Atlas of Sustainable Development Goals 2020

Submitted by admin on 4. April 2021 - 20:00

World Bank
Atlas of Sustainable Development Goals 2020

Source: https://datatopics.worldbank.org/sdgatlas/


The Atlas of Sustainable Development Goals 2020 presents an overview of the current state and trends for each of the 17 Sustainable Development Goals (SDGs). The user friendly and accessible information includes interactive storytelling and data visualizations.

The Atlas draws from the World Bank’s World Development Indicators database, as well as from a wide variety of relevant data sources from scientists and other researchers worldwide.

On the main page of the Atlas, you can click on any of the 17 SDGs and be presented with essential and up-dated facts and trends for this specific goal. Here are two examples with much shortened information:

When you click on SDG 2 Zero Hunger - Beyond hunger: ensuring food security for all you will learn the following:

After declining for a decade, the undernourished population is now rising. In 2019, more than 690 million people experienced hunger — an increase of nearly 60 million in 5 years.

Undernourishment is closely associated with severe food insecurity. Food insecurity manifests in different ways. These range from uncertainty around the ability to obtain food, to having to compromise on food quality and variety, to not eating for an entire day.

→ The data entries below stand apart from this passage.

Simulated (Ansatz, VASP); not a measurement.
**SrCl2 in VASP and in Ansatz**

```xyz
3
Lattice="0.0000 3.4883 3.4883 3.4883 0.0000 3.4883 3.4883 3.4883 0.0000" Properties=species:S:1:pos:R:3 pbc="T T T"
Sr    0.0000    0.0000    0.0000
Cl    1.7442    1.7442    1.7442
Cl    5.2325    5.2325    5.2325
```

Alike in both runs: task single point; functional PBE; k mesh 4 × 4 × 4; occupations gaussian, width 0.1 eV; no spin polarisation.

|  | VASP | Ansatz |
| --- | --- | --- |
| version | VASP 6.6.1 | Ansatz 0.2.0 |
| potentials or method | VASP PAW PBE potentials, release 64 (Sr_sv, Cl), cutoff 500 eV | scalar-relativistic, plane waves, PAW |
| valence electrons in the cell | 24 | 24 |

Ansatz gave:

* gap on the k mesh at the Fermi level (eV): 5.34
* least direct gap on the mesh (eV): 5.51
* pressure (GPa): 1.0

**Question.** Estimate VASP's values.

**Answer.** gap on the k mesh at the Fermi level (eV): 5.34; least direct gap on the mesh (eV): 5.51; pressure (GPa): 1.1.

Today, one in four persons around the world experiences moderate or severe food insecurity, and one in eleven experiences severe food insecurity. Most households that experience food insecurity — nearly 1.3 billion out of 2 billion — are in Sub-Saharan Africa and South Asia.

Food insecurity in Sub-Saharan Africa is staggering — more than half the population experiences it. Until 2018 the total number of people experiencing at least moderate food insecurity was highest in Sub-Saharan Africa. After 2019, South Asia overtook Sub-Saharan Africa.

When you click on SDG 13 Climate Action - Floods, droughts and heat waves herald a changing climate, this is some of the information presented:

The current global population is around 7.8 billion. By 2030 it will be around 8.5 billion. Everyone will experience the effects of climate change. But the effects will not be felt equally.

From 2010 to 2019 more than 1.3 billion people were affected seriously enough by extreme weather events such as floods, droughts, heat waves, and cold waves to require emergency assistance.
Over that period floods and droughts were responsible for the greatest human impacts.

Climate change is expected to further increase the frequency and intensity of these events.

Extreme weather events like these disproportionately affect people living in lower-middle-income and low-income countries.

For example, in the last decade alone droughts and floods have affected an estimated 338 million people in India and 383 million people in China.

Lower income countries are not only more vulnerable to adverse climate change impacts than higher income countries, but also less equipped to deal with them.

And this is some of the information when you click on SDG 14 Life below Water - Marine species under threat:

Fish are crucial to the functioning of ecosystems as well as for human livelihoods and nourishment. Marine fish are the primary food source for approximately 1 billion people and marine fisheries employ about 60 million people. But over the years, overfishing has left many fish stocks so depleted that they can no longer replace themselves. Currently, 35 percent of global fish stocks are overfished, a dramatic rise over the 10 percent levels of the 1990’s.

Fish and other aquatic species are particularly vulnerable to threats from human activities, and aquatic species face much higher rates of extinction than terrestrial species such as birds and mammals. Today, 40 percent of amphibians, 30 percent of freshwater fish, and more than 30 percent of coral reefs and marine mammals are under threat.

Destructive fishing, such as bottom trawling, can damage seafloor ecosystems and indiscriminately catch everything it encounters.

Intensive shipping damages marine environments through the release of chemicals, transfer of invasive species, dumping of waste, and physical disturbances.

Marine protected areas have shown to be an effective means of safeguarding vulnerable species and ecosystems, conserving biodiversity, re-establishing ecosystem integrity, instituting clear guidelines, and sheltering the feeding and breeding areas of marine species.